One of last month’s 28 tornadoes cut a mile-long swath of destruction through Camp Lejeune’s Tarawa Terrace, a neighborhood that provides on-base housing to more than 1,500 marines and family members. Overall, the storm displaced 52 residents and damaged 250 buildings. Jeff Williams, the Development manager for Atlantic Marine Corps Communities, says the range of devastation spans from missing siding to a vanished second story.
A month after the storms came and went; a chorus of hammers, chainsaws and bulldozers is the sonic backdrop to life on the terrace.
“The most severe damage is a completely demolished home that will have to be removed to the slab and then rebuilt.”

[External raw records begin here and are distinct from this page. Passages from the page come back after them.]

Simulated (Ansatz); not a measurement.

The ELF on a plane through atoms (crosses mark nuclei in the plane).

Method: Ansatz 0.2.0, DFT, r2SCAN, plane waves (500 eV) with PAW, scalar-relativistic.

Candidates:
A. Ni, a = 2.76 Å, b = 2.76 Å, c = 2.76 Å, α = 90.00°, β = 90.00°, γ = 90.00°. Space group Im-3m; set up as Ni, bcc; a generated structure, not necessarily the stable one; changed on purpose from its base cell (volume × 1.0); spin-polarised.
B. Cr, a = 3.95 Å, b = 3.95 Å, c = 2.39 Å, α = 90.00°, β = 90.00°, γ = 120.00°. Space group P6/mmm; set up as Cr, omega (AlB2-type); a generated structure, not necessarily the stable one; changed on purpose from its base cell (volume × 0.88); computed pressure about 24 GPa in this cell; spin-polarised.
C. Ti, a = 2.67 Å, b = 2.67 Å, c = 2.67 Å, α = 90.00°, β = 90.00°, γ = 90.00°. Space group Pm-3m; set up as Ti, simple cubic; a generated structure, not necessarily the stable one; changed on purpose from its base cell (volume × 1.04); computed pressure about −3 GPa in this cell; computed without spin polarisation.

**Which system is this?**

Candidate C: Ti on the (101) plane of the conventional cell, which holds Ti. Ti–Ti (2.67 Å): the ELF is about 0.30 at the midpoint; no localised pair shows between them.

After all residents were accounted for, the next step was temporary housing. The biggest challenge was determining which houses were suitable for power and re-entry.
“Could we light them back up? Then it was, now that they’re lit back up, can we even walk inside of them?”
Fifty paces from a home that sustained a few bent shingles sits a pile of wreckage, a total loss. Williams says 13 homes and 5 buildings are slated for demolition.
“This building has a tree in its living room. It’s hard to look at.”
Williams says a community center was set up as an aid station the day after the storm, and the first visitors weren’t looking for assistance, they wanted to help clear debris or make donations.
“The one thing we saw more than anything, coming through the front door, was people saying, ‘How can I help?’ I didn’t hear one marine or spouse bellyache about their problem.”
Shopping carts filled with teddy bears, blankets and diapers rolled in, filling two rooms at the aid station. Williams says the base wasn’t prepared for the storm or the show of community support. Across the state, relief took many forms, including the establishment of the Joint Select Committee on Tornado Damage Response.
Sen. Louis Pate of Mount Olive chairs that committee, and he says the storms came just as the state senate is working to get the budget approved by July 1st.
“This by no means takes second place, but we are having to meet around the scheduled budget hearings and so we’re playing catch as catch can right now.”
People in 19 counties can apply for federal assistance for damage and loss resulting from the storms. Federal and state disaster assistance grants and loans add up to nearly $9 million. Pate says across North Carolina the catastrophe could have been worse. A middle school in Greene County—north of Jacksonville—fell in the path of a tornado. Luckily, the storms came on a Saturday.
“We can only imagine how devastating it would have been had school been in session.”
Statewide, storms kicked up 28 tornadoes and took 24 lives, the most since 1984 when 22 twisters killed 42 people. Amidst the broken houses and twisted landscape, Jeff Williams says he was encouraged that the whirlwinds missed the neighborhood’s tallest structure, a red and white checkered water tower. It was the first landmark he looked for after the storm.
“The morning the sun came up we were all like (gasp) Thank goodness, because if that would have fallen down, it would have been a whole different story.”
In the shadow of the tower a gentle breeze brushes through the terrace. It’s quiet for a moment. Jeff stands beside a young tree with fractured limbs and wind-chewed leaves, a clutch of insulation stuck in its branches. Within a stone’s throw the trunk of a pine has pierced the wall of a second story bedroom. A month after the storms, there is still work to be done, but it has all fantailed into the larger mission now.